Published in the scientific journal Nuclear Fusion, the work could herald a breakthrough for magnetic confinement fusion. Tungsten, with its high melting point, is used in the inner walls of tokamaks. But when hot plasma interacts with those metallic walls, the tungsten can contaminate and dilute the plasma, taking space in the plasma that could be occupied by the fusion fuels, resulting in fewer fusion reactions.
The EUROfusion team found that by creating a particular type of ‘heat barrier’ at the edge of the plasma just a few centimetres thick - in the form of a large temperature drop of 20 million degrees Celsius - the tungsten contaminants are prevented from entering the core of plasma.
"Our measurements showed that we are one step closer to solving one of the greatest scientific quests of our time,” said Dr Anthony Field, senior fusion researcher at UK Atomic Energy Authority (UKAEA).
“The plasma can keep itself clear of tungsten contaminants that would cool it, by maintaining a temperature drop of twenty million degrees Celsius at the edge of our plasma. This prevents the tungsten ions from stopping us reaching fusion conditions."
According to the researchers, this method of retaining a ‘clean’ plasma was hypothesised before recently being demonstrated by scientists at JET. The technique was trialled as part of a series of experiments contributing to JET breaking the world-record in sustained fusion energy last year.
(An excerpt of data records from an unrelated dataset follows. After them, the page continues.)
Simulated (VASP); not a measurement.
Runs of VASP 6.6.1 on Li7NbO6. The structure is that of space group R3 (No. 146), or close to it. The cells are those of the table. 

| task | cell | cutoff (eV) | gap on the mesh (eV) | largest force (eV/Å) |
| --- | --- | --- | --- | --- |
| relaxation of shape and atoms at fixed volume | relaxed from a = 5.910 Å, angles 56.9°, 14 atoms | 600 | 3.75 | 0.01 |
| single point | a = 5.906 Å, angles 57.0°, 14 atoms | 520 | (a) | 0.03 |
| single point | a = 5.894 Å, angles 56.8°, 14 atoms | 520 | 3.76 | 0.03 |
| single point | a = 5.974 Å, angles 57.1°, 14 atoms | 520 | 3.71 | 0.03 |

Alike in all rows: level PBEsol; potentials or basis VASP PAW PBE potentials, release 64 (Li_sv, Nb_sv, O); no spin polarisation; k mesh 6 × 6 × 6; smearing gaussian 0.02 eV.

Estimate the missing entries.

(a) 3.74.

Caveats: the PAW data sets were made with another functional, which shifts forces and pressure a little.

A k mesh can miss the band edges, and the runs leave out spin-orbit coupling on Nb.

"This is a key result that was predicted by theory, which we’ve never observed before,” said Dr Joëlle Mailloux, JET task force leader at UKAEA. “Under the right conditions, we can have our plasma expel the metallic impurities to its very edge, so they don't cool the confined plasma where fusion takes place. This is a crucial ingredient for sustained high fusion performance in ITER."